(244d) High-Throughput Intermetallic Catalyst Evaluation for Selective Hydrogenation Reactions | AIChE

(244d) High-Throughput Intermetallic Catalyst Evaluation for Selective Hydrogenation Reactions

Authors 

Sly, G. - Presenter, Penn State University
Janik, M., The Pennsylvania State University
LI, J., University of Virginia
Rioux, R., Pennsylvania State University
Nguyen, A., The Pennsylvania State University
Structure-property relationships between active sites and catalytic performance guides rational catalyst design. Intermetallic materials provide a unique opportunity for identifying these relationships due to their precise local atomic composition, exposing well-defined active site arrangements that can be perturbed with varying stoichiometries. Density functional theory (DFT) directly probes these perturbations and their influence on reaction energy barriers and adsorbate binding energies; however, the compositional space for intermetallics yields prohibitive requirements on computational resources for sampling possible structures. We present a multi-tiered computational workflow for the intelligent design of intermetallic catalysts for selective hydrogenation reactions.
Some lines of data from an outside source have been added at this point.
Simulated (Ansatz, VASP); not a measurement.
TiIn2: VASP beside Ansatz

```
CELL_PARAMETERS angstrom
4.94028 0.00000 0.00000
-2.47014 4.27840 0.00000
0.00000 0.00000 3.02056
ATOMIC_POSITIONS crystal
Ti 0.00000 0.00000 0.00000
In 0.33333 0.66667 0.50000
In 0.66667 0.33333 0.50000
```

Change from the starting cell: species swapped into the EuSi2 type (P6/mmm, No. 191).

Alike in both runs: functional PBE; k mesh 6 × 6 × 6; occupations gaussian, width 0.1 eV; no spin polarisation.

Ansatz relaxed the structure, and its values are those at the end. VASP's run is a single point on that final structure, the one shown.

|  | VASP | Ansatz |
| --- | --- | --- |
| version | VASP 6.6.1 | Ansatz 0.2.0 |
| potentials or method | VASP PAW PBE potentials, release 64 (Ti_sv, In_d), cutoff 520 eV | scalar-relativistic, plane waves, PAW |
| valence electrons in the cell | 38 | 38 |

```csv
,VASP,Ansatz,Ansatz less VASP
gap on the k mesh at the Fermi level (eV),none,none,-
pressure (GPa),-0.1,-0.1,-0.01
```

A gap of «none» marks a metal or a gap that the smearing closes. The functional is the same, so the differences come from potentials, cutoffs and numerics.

Advancements in graph neural-networks (GNNs) for catalysis have yielded models which trained on a large DFT databases of mixed-metal surfaces adsorbed with various species. These models provide reasonable accuracy on adsorption energies considering the breadth of trained structures but fail to describe complex adsorbates within experimentally meaningful tolerances. We investigate fine-tuning to enhanced accuracy for single adsorbates. We evaluate the ability of these models, which are originally trained on stable structures, to evaluate transition state energy barriers. The training sets for these models are developed using an automated adsorbate and transition state search approach on low-index facets of stable catalysts obtained from widely utilized material databases.

We compare the use of GNNs to other high-throughput methods, including autoencoding projected densities-of-states (p-DOS) and feature selection using Iterative Bayesian additive regression trees (iBART). Whereas GNNs require only atomic configurations for predictions, there is interest to understand reactive phenomena through active site electronic structure. We leverage the GNN fine-tuning training set for p-DOS to determine the extent an “electronic” approach can predict adsorption energies in contrast to the GNN “geometric” approach. We demonstrate that p-DOS of an active site does not intrinsically encode sufficient information to be predictive on a practical, non-singly-faceted set of metallic surfaces with a complex adsorbate.